Two other common buttercup species appear in UK gardens and it is worth knowing them so you are not removing the wrong plant. Meadow buttercup (Ranunculus acris) is upright with no runners, common in rough grass and far less of a garden problem. Bulbous buttercup (Ranunculus bulbosus) is also upright with no runners, has a swollen bulbous base at ground level, and flowers earlier. Neither spreads by stolons. Only Ranunculus repens produces the creeping stems that make it such a persistent problem in cultivated ground.
The pale leaf markings are a useful confirming feature that meadow and bulbous buttercup do not have. Combined with the flat creeping habit and visible runners rooting into the soil, they make Ranunculus repens straightforward to confirm with confidence.
How it spreads and why it is hard to remove
Each runner can produce multiple new plants. A single established plant sends runners in all directions, and each node that contacts moist soil can root. If you hoe or rotovate through an infested area you fragment the runners without removing them, and each fragment with a node becomes a new plant. This is the fundamental mistake most gardeners make with creeping buttercup: hoeing an established infestation makes things worse, not better.

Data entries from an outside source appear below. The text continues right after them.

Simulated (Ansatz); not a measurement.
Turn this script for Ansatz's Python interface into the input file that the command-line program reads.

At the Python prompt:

It also produces seed, viable in the soil for 20 years or longer, though seed is a less significant route to spread than the runners. Seeds can remain dormant for years and then germinate after soil disturbance, which is why new plants sometimes appear in areas you thought were clear. A plant that has been in the ground for one season may have runners extending half a metre or more in multiple directions, each with rooted nodes. Removing the parent plant while leaving runner fragments means you have not removed the problem, only distributed it.
Hand weeding
For beds and borders with limited infestations, hand weeding is the correct approach and it works well if done properly. The key is tracing each runner back to its source rather than pulling the top growth alone. Work when the soil is moist but not waterlogged, which allows clean root removal without breakage.
Loosen the soil around the central plant first
Use a hand fork to loosen the soil around the base of the plant before pulling anything. This reduces root breakage and makes it possible to remove the whole plant as a connected unit rather than snapping roots at the surface.
Follow every runner outward from the centre
Do not pull from the tip. Follow each runner back to the parent plant and loosen the whole length before removing. A runner pulled from the tip will snap and leave the rooted section behind.
Loosen each rooted node before pulling
Where a node has rooted into the soil, use the hand fork to loosen the soil around it specifically before pulling. Each rooted node has its own root system below the surface. Pulling it out dry or without loosening almost always breaks the root and leaves it behind.
For heavy infestations, clear sections completely
In heavily infested borders, remove all plants from a section, fork the area over thoroughly removing every runner fragment, then replant. You will miss some fragments. Follow-up weeding over the next season catches the regrowth before it re-establishes a runner network.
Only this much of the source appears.